Our Common Future – Day 3 In Review

Day Three of Our Common Future wrapped in an uncommonly exciting way with an awesome cast of speakers on the Main Stage and an powerhouse performance by Thornetta Davis, Detroit’s Queen of the Blues.

Day Three opened with a final round of opportunities for changemakers to hear and participate in compelling breakout sessions on various sector challenges. Early morning sessions included one that targeted family foundations and focused on helping grantmakers build authentic relations with their grantees. Other sessions included a racial healing circle facilitated by nationally recognized healing practitioners that offered insights into unconscious bias and inequities that can help the sector advance toward true equity; and consideration of how changes to the Johnson Amendment could threaten the charitable deduction, the independence of charitable organizations, and public trust in the sector.

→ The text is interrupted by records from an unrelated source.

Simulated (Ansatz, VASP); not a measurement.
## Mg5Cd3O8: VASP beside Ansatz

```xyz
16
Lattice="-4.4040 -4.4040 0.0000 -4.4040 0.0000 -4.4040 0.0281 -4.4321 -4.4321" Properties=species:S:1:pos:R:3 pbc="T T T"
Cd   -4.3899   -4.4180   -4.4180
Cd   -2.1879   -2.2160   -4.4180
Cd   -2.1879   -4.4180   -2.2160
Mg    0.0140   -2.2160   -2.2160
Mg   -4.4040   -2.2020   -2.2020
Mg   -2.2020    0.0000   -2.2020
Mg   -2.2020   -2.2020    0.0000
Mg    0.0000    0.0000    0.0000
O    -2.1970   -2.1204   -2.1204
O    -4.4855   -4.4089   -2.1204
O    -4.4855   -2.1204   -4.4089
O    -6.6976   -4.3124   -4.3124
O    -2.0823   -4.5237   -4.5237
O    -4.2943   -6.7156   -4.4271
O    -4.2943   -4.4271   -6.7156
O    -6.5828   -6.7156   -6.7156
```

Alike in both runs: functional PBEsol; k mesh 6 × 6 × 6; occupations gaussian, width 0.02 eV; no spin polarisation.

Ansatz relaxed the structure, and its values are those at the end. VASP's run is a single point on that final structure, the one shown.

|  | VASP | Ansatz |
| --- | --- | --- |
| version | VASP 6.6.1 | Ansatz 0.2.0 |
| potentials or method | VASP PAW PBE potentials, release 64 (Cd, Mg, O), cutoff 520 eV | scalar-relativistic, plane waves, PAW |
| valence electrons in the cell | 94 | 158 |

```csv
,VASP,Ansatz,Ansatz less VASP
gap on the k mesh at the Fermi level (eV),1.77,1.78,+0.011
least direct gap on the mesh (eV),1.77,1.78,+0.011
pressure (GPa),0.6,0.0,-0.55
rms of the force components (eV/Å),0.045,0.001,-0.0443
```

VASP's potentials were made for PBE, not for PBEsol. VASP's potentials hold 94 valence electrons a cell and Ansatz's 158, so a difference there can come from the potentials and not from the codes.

Later morning breakout sessions included a look at how Michigan’s charitable sector is responding to issues affecting immigrant and refugee populations; how technology can help further mission impact; an exploration of challenges associated with family giving; tips to inspire others, mobilize communities; and bring ideas to action; and strategies to move organizations beyond diversity to embrace true inclusion and equity, regardless of the political climate.

During the afternoon, attendees were excited to see the final version of a large-scale, mobile sculpture that was in in the making over the course of the conference. Created by sculptor Kevin Reese, the sculpture was comprised of pieces of paper on which attendees had written or included images of their hopes, inspirations, and motivations for our common future.

The conference closing Main Stage Day 3 plenary brought together some of the brightest minds for a frank discussion that explored and tested our beliefs about the concept of community. Darren Walker (The Ford Foundation), one of America’s most innovative and outspoken philanthropic leaders, joined Dan Gilbert (Rock Ventures), a native of Detroit, to discuss the city’s transformation and Dan’s 10-year vision for his hometown. And Peabody Award-winning broadcaster and New York Times bestselling author, Krista Tippett (On Being), who has earned her reputation as one of America’s most acute observers of the human spirit, shared insights with the crowd of social good leaders and activists before joining Darren and Robert K. Ross (The California Endowment) and other speakers on the stage for an inspired and inspiring conversation that we think you may be reading about in the headlines in the days to come.

We’ve already started planning to connect and incorporate the learnings and deep relationships built at this year’s Common Future to Upswell and its first annual event in 2018. We’re excited about what’s to come, and look forward to working with you and other changemakers who are committed to advancing the common good, wherever they operate – locally and nationally, across nonprofits, foundations, community groups, social movements, research communities, and businesses-doing-good.